Rosamund Pike on Barney's Version and Pass-Out-Drunk First Dates

barneys_version_pike500.jpgThere's a scene in Barney's Version in which Barney Panofsky (Paul Giamatti) prepares for his first date with the woman who will eventually become his third wife by downing a few cocktails to kill the nerves. Not surprisingly, by the time Barney shows up for his date, he's visibly sauced. Coincidentally, Rosamund Pike, who plays the woman who will eventually become Barney's third wife, had a similar experience with a drunken suitor that, oddly, ended exactly the same way.

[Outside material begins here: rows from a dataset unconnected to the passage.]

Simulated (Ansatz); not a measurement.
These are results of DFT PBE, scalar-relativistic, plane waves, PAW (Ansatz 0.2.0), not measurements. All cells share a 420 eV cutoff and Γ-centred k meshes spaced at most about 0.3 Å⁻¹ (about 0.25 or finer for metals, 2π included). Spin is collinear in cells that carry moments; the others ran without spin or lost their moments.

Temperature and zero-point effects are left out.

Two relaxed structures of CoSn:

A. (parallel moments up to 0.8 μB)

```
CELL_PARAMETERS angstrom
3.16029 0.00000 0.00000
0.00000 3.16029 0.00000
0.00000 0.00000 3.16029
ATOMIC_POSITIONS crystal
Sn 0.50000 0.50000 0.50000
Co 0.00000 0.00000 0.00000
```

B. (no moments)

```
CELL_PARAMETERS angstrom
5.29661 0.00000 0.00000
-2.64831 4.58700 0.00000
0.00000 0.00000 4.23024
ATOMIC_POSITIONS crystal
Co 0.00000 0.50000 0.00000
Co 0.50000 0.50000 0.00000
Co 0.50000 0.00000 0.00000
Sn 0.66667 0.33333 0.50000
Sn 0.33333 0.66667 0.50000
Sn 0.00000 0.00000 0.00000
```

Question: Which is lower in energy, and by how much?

Spanning the course of four decades, Barney's Version chronicles the story of Barney Panofsky, a brusque TV executive who manages to marry three times and may or may not have killed his best friend. Pike portrays spouse number three, Miriam, who meets Barney at his wedding to his second wife (Minnie Driver). Movieline met with Pike at her Manhattan hotel to discuss her new film, why she knows all to well what it's like to have a date pass out from alcohol, and how she wound up in Doom.

It's very nice to meet you.

Oh, I thought she said Meg Ryan. The way it comes out -- "mikeryan."

I apologize in advance that I have no added insight on Joe Versus the Volcano. She did say it very fast.

She did, "mikeryan." [Laughs]

So I just watched Barney's Version again last night.

You did? You have a DVD? I'd like to have the DVD. I want to watch it tonight because I haven't seen it since Venice.

This is not an easy movie to summarize. How do you describe it to people?

No, it's not. It's a sort of romantic, serious, chaotic look at a life well- and ill-lived, I suppose. With all it's reality and smudginess, hilarity and sadness that goes with life. The trouble is that you talk about it and you talk about this wonderful love story and then you forget that it also has got a kind of murder element and this amazing thing about fathers and sons. And this whole rock-and-roll past of drugs and booze and women in Rome. And you think, This is all in one film! And you can't get a handle on it.

Is that a problem in terms of getting people to the theater?

I think the English poster sells it better than the American one. The English poster has got Paul in the center then little almost like TV screens of images, which kinds of give you the idea of this sort of frenetic life. This one, the American one, because they put Dustin [Hoffman] on it, it's slightly misleading.

It's an interesting problem. I mean, I get why they want to put Dustin Hoffman on the poster.

Of course! He's wonderful in it and funny.

At the same time, it's not really his story.

No. And yet he certainly made the element of the father and son a lot to do with redeeming Barney's character. But it's funny: So many people start the interviews with, "So what is there to like about Barney?" And I say, "What isn't there to like about him, really?" He's the kind of guy that I adore. You know, maybe, yeah, he's a selfish, narcissistic loon. But I think those people are fun to be around.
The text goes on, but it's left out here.